GCSEs and the usual stink!

GCSEs have improved, yet again. So it's very clear that standards have fallen. I can't see why every year we have the ritual of this person or that appearing on the television castigating the examination system for producing better results. I think we must be the only country in the world that beats itself up every year over what we should be celebrating as a major success. Yes, there are fewer students studying Modern Languages, at least French and German but rather more taking languages such as Polish (as consequence of immigration in the EU perhaps), Chinese and Japanese. We do have a deplorable record in studying Modern Languages...what a difference the twenty-two miles between Dover and Calais makes! Making them optional at Key Stage 4 was always going to result in falling numbers..even the idiots in the educational department in London must have recognised that. Is it surprising that schools, beset by league tables, 'persuade' their students to take GNVQs that are equivalent to five GCSEs that compel them to take more difficult options.

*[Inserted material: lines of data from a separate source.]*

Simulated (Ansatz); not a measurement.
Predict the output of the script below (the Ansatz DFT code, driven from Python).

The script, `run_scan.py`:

Instead of this annual period of collective angst around GCSEs and A Levels,perhaps it would be better if we were asking whether the examination system is 'fit for purpose'? Whether it provides the skills and knowledge needed for the emerging global society of the twenty-first century? What is clear is that while many students are successful in the examinations, there are huge numbers of people who are not. They leave school without even the basics in English and Maths, without any understanding of their role in their communities (however construed). They are educationally disfranchised from the start and it is little wonder that they become socially and politically disfranchised as well. They are today's 'underclass' not necessarily economically because many can earn good wages in the 'black' and legitimate economies but culturally because they have little or not connection to a society that, they may feel, provides them with little of worth. So for them the whole educational system provides them with little of value.

We have always had an educational system in which there is built-in failure. Whether payment by results in the nineteenth century or league tables today, there have always been a proportion of young people who fail and they fail even earlier now with Key Stage 1 and 2 tests. Is it any wonder than many turn away from society towards the attractive belonging of gang culture that provides a welcoming home for those society has deemed to have failed. This provides a status that the educational system clearly fails to provide. In a perverse way, it provides a sense of self-worth and 'dignity' that schools fail to provide despite all their efforts. Yes we should welcome the success of those students who have done well in the public examinations but we must also recognise the wasted potential of those who, for whatever reason, feel that schools have nothing to offer them.